Vitaphone View: Sound Without Talking
The early months of 1928 saw the transition from silent pictures to talkies ramp up big time. After The Jazz Singer premiered in October 1927, Warner Bros committed to releasing virtually all of its features with a synchronized soundtrack using their Vitaphone sound-on-disk process. But that does not mean those films including any talking. In fact, few did.

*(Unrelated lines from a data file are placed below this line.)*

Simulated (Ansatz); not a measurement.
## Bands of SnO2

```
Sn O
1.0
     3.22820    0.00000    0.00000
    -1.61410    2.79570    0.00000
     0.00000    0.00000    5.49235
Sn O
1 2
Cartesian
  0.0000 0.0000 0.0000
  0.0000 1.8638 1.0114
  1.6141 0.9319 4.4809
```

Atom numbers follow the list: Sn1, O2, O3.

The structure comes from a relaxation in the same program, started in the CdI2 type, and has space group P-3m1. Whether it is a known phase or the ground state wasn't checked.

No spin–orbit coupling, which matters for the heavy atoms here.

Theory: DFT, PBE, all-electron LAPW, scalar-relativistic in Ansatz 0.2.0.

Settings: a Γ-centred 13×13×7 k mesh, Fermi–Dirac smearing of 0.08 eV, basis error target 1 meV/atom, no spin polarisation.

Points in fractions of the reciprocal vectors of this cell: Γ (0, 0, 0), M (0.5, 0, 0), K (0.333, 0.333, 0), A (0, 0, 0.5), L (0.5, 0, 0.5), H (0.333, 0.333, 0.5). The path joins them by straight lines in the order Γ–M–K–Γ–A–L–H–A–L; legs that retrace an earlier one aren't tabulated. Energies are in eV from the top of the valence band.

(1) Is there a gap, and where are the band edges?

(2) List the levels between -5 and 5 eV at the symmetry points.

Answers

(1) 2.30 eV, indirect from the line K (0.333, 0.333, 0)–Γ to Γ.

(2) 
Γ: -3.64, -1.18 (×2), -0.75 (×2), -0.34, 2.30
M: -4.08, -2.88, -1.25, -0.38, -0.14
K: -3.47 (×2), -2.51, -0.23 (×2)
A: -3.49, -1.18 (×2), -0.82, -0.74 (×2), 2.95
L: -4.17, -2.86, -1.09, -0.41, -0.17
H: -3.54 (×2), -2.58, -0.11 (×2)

The beginning of 1928 also saw all of the other major studios, including MGM, Paramount, First National and Universal, banding together in an agreement that essentially said they would take a wait-and-see attitude to gauge the public’s reaction to talkies. None of them would switch to sound unless all of them did.
The wait was very short.
By spring, it was clear that the public wanted sound, and only Warner Bros and Fox (with its sound-on-film process) were giving it to the public. So over the next six months, each of the other studios began to transition to talkies. But most were still not talkies at all. The overwhelming number of features released “with sound” had no dialog. Instead, custom recorded synchronized music and sound effects soundtracks were created. From a marketing standpoint, the studios already recognized that advertising a picture as “With Sound” meant a mediocre film would likely do much more business than a superb silent.
Exhibitors’ publications like Motion Picture Herald, Film Daily, and Exhibitors Herald World quickly adopted definitions for each type of synchronized film so that theatres would understand what they were getting:
A Key to Sound Symbols for a sound-on-disc film.
“SYNCHRONIZED” or “WITH SOUND” – meant no dialog, just music, and sound effects.
PT or ME – meant “Part Talking” or “Musical score & Effects only”. These were hybrid films, usually already completed as silent, to which dialog scenes were subsequently filmed and tacked on to the silent film prior to release. This allowed studios to advertise such pictures with the “SEE AND HEAR” or “HEAR ___ TALK” taglines without revealing that the picture only had snippets of dialog.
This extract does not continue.